Downtime Is The Enemy: Our Battle-Tested Zero-Downtime JFrog Migration Story

DevOps

19 / Feb / 2025 by Vansh Raj 0 comments

“In the world of continuous delivery, downtime is the enemy of progress “

Have you ever thought that you are sitting in your office peacefully and suddenly, you are notified that migration is about to begin for the most critical tool on which all other or I would say the entire project depends on it. What do you think what tool it could be ..aah none other than the artifactory .

So let’s dive into the journey of ups and downs and at last a successful change.

JFrog

Moving forward, let’s give you a background context on who we serve, the current architecture, and why the artifactory was so important for the organisation.

In the world of betting and gaming services, seamless digital operations are critical to ensuring an uninterrupted experience for users. During certain periods, the anticipated system load can spike up to five times the usual levels due to the nature of the business.

Just before one such peak season, we were notified about a major upgrade related to our production setup of the JFrog Artifactory. Before diving into the changes, let’s first understand what JFrog is and why it plays a crucial role in an organization.

Artifactory

JFrog Artifactory is a universal repository manager that centralizes artifact storage, management, and distribution across various technologies. It integrates with CI/CD pipelines, supports multiple package formats (Docker, Maven, npm, etc.), and offers high availability, scalability, and security. As part of JFrog’s DevOps platform, Artifactory streamlines workflows, enhances build stability, and accelerates software delivery.

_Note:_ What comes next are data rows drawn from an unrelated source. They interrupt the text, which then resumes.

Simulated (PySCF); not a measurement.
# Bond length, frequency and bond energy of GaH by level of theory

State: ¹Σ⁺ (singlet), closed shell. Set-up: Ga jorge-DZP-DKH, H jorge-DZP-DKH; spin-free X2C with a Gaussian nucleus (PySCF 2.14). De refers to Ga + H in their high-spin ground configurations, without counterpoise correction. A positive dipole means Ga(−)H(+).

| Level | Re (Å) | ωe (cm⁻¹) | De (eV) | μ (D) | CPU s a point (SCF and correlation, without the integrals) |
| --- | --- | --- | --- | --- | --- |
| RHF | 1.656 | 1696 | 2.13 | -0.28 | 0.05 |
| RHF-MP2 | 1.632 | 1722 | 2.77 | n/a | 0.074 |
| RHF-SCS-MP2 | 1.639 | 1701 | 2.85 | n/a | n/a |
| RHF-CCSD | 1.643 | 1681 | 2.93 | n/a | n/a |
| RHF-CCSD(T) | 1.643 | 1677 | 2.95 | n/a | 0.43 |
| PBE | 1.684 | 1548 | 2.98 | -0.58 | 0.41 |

Using a repository manager offers several benefits:

Reduces remote downloads, saving bandwidth and time.
Enhances build stability by minimizing reliance on external repositories.
Optimizes performance with remote repositories.
Provides better control over consumed and shared artifacts.
Enables efficient binary sharing without rebuilding from source.
Centralizes artifact storage for easy access across teams.

The key benefit of Artifactory for us is its role as a centralized storage system for Docker images, packages, and other artifacts, making it essential to our workflow. Now, you might be wondering—what major upgrades were we concerned about? Let me list them for you.

Major Upgrade – Amazon Linux 2 to Amazon Linux 2023.
Introduction of a new Private LoadBalancer for the On-premise server access.
Security updates – CrowdStrike.
Network hardening Rules – Upgradation of Security Groups.
Creation of alarms

With the gaming season approaching, minimizing downtime was crucial to avoid production impact. The main challenge was upgrading JFrog without data loss, ensuring continuity with the same database and S3 binary store—this marked the start of our journey.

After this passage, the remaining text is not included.